Wednesday, March 19, 2014

India’s election campaign under way

If anyone had doubts that India’s election campaign was under way, political manoeuvrings in the past week have put them to rest.

First the leader of the Opposition Bharatiya Janata Party (BJP), Narendra Modi, was named to contest Varanasi. Currently Chief Minister of Gujarat, Modi needs a way into the National Parliament, the Lok Sabha, and chose the eastern Uttar Pradesh city in preference to an easier contest in his home state.

No sooner had the announcement been made then the leader of the newly-formed Aam Aadmi Party (AAP), Arvind Kejriwal, said that he would challenge Modi in the seat.

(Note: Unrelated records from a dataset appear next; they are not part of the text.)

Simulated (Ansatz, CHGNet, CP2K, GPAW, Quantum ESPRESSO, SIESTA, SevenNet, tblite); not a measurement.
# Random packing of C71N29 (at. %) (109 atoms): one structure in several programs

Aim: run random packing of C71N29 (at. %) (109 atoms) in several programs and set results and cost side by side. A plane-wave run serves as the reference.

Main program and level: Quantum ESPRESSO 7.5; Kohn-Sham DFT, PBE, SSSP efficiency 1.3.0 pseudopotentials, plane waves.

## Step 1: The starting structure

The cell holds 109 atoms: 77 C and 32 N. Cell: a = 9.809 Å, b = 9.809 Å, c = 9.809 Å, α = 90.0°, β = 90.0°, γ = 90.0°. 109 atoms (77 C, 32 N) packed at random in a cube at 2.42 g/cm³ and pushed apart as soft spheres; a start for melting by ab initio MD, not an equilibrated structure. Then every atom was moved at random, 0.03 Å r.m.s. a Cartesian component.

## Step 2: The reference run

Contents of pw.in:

The AAP does not have a single member in the Lok Sabha, but made a startlingly successful debut in the state election for New Delhi where it defeated the sitting Congress Party and briefly formed a minority government.

At a rally in New Delhi, Kejriwal said his candidature was not a symbolic gesture and he planned to defeat Modi. However, most observers believe his real aim is to provide valuable publicity for his fledgling party and perhaps get more of its candidates over the line in other parts of India; Varanasi, the holy city of the nation’s majority Hindus, leans heavily towards the BJP.

Kejriwal went on the offensive, attacking Modi’s much-lauded ‘economic miracle’ in Gujarat, saying it was a myth built on crony capitalism which favoured high-profile multinational companies at the expense of small business.

However, the annual Economic Freedom of the States of India report placed Gujarat solidly at the head of its index as the best place in India in which to do business, with an average annual growth rate of 12 per cent between 2005 and 2011.

One result of the loud debate between the BJP and the AAP is to overshadow the campaign of the governing Congress Party, led by Raul Gandhi, as it struggles to convince voters to stick with it after a decade in power.

The forthcoming election will be the largest exercise in democracy on the planet with 814 million electors casting their votes at almost a million polling stations. Voting will be held on nine days between April 7 and May 12 in different parts of the country to allow sufficient resources to be deployed, with the count beginning on May 16.